AMSTERDAM — A Pro-Israel organisation has lodged a criminal complaint against the Arab European League (AEL) for allegedly anti-Semitic cartoons on its Dutch website.
The Hague-based Centre Information and Documentation on Israel (CIDI) contacted the public prosecutor’s office on Sunday after the cartoons appeared on AEL.nl.
CIDI said one of the cartoons – since removed – depicted Adolf Hitler sharing a bed with Anne Frank, author of the world-famous diaries about her Jewish family hiding in Amsterdam from the Holocaust. A second cartoon showed a person doubting the Holocaust actually took place.
The cartoons were a reaction to the 12 cartoons of the Prophet Mohammed that have caused offence to Muslims around the world. CIDI said earlier cases had established it can be a criminal offence to cast doubt on the Holocaust.
The cartoon of Hitler and Anne Frank on the AEL site is a “nightmare” for the thousands of Jewish victims of the Holocaust who are still alive, CIDI director Ronny Naftaniel said.

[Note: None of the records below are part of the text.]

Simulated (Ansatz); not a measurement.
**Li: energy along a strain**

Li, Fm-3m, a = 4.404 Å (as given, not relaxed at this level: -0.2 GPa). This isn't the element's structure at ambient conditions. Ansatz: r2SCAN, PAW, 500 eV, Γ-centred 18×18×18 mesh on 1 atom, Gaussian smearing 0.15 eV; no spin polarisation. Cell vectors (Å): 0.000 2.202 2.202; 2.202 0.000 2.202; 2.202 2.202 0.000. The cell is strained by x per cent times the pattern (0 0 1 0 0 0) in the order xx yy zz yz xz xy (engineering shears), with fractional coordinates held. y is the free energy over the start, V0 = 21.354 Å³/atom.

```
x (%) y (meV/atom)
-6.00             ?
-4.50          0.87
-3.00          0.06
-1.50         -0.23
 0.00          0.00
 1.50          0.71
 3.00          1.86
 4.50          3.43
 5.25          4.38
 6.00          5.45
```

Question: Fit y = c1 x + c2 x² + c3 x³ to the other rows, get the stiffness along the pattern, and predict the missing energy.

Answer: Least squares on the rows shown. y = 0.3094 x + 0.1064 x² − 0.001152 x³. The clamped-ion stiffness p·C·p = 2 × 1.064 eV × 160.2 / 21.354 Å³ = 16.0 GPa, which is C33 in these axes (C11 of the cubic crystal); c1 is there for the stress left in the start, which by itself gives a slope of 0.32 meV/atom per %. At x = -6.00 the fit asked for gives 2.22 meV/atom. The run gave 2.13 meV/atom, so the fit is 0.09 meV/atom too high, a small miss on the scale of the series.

He said he wanted to use the criminal complaint to teach a “little lesson in democracy” to Dyab Abou Jahjah, the Lebanese-born founder of the AEL in Belgium.
He said the Dutch law was the correct medium to decide what is and what isn’t permissible. Acknowledging the AEL’s anger at the cartoons about the Prophet Mohammed, Naftaniel said this does not sanction using vulnerable victims of the war or incitement against the Jewish people as a whole as a means of expressing this frustration.